There are 103 -- we've counted them -- reasons to hold customer-training seminars: visibility, prestige, and market feedback pop to mind. But they all come down to just one reason: sales. For lots of growing companies, seminars turn out to be a cost-effective way of spending limited marketing dollars.

For instance, The Great American Quilt Factory Inc., a $1.2-million single-store Denver wholesaler and retailer of quilting materials and literature, holds seminars primarily to expand its market -- by hooking new quilters and teaching vets new techniques.

Rockford Corp., a $51-million Tempe, Ariz., company that produces high-performance audio components, holds seminars to train the middlemen -- the retail salespeople and installers -- who influence retail consumers' choices.
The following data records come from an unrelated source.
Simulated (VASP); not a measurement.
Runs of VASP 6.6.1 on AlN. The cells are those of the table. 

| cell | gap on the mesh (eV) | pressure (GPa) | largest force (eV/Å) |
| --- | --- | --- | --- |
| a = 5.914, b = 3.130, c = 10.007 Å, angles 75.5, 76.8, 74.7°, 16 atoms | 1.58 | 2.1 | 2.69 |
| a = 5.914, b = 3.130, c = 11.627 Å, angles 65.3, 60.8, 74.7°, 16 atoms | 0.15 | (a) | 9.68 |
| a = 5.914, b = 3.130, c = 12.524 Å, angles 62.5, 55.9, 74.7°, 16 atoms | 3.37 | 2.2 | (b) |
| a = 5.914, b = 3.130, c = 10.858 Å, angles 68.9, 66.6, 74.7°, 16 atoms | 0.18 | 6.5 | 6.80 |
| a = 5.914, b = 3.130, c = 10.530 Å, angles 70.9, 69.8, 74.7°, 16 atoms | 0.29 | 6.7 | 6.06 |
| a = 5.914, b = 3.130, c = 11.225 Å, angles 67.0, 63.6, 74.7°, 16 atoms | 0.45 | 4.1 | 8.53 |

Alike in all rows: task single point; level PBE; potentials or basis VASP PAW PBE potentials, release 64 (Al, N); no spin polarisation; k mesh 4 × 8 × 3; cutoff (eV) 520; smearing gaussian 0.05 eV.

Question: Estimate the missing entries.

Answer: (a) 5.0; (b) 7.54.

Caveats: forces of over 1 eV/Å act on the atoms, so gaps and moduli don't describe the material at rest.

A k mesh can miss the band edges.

Both programs have been successful in boosting sales, in part because they adhere to some basic guidelines for running effective seminars:

* Define your costs and benefits. What do you expect to get out of a seminar program? Great American looks to cover only its out-of-pocket expenses with seminar fees. Rockford's seminars are run purely at the company's expense and are budgeted at about 1% of sales. But Ronald Trout, Rockford's vice-president of product development, considers that a bargain: "Just the stuff I learn in class about my competitors makes it worthwhile."

* Gear your seminars to those who really influence your industry. While its deep-pocketed competitors, such as Kenwood and Pioneer, spend money on consumer advertising that brings would-be buyers into the stores, Rockford concentrates on winning over retailers. "It's the dealer who largely determines what customers buy," says Trout. So the Rockford Technical Training Institute (RTTI) seminar program seeks to win dealer loyalty by teaching salespeople how to design car-audio systems, and shop people how to install them.

* Make sure the right people attend. Asking attendees to pay is a good way of guaranteeing interest and commitment. But if there's no fee, impose some other condition of attendance. To attend a Rockford seminar, for instance, you have to be recommended by one of the company's sales reps.

* Demand attendees' undivided attention. Don't allow business matters to interrupt. When Rockford initiated its seminars, in 1986, it didn't have the prestige that would allow it to make a no-interruption policy stick when it held seminars in customers' plants. So Rockford decided to bring customers to Tempe for training, where interruptions would be less of an issue.

* Make it challenging. Once the seminar is under way, make demands on attendees' concentration and stamina. Great American will sometimes hold all-night quilting seminars -- 6 p.m. until 6 a.m. "They're rough, but they're fun," says Lynda Milligan, Great American's co-owner, "and you can establish a rapport that doesn't come in a two-hour class."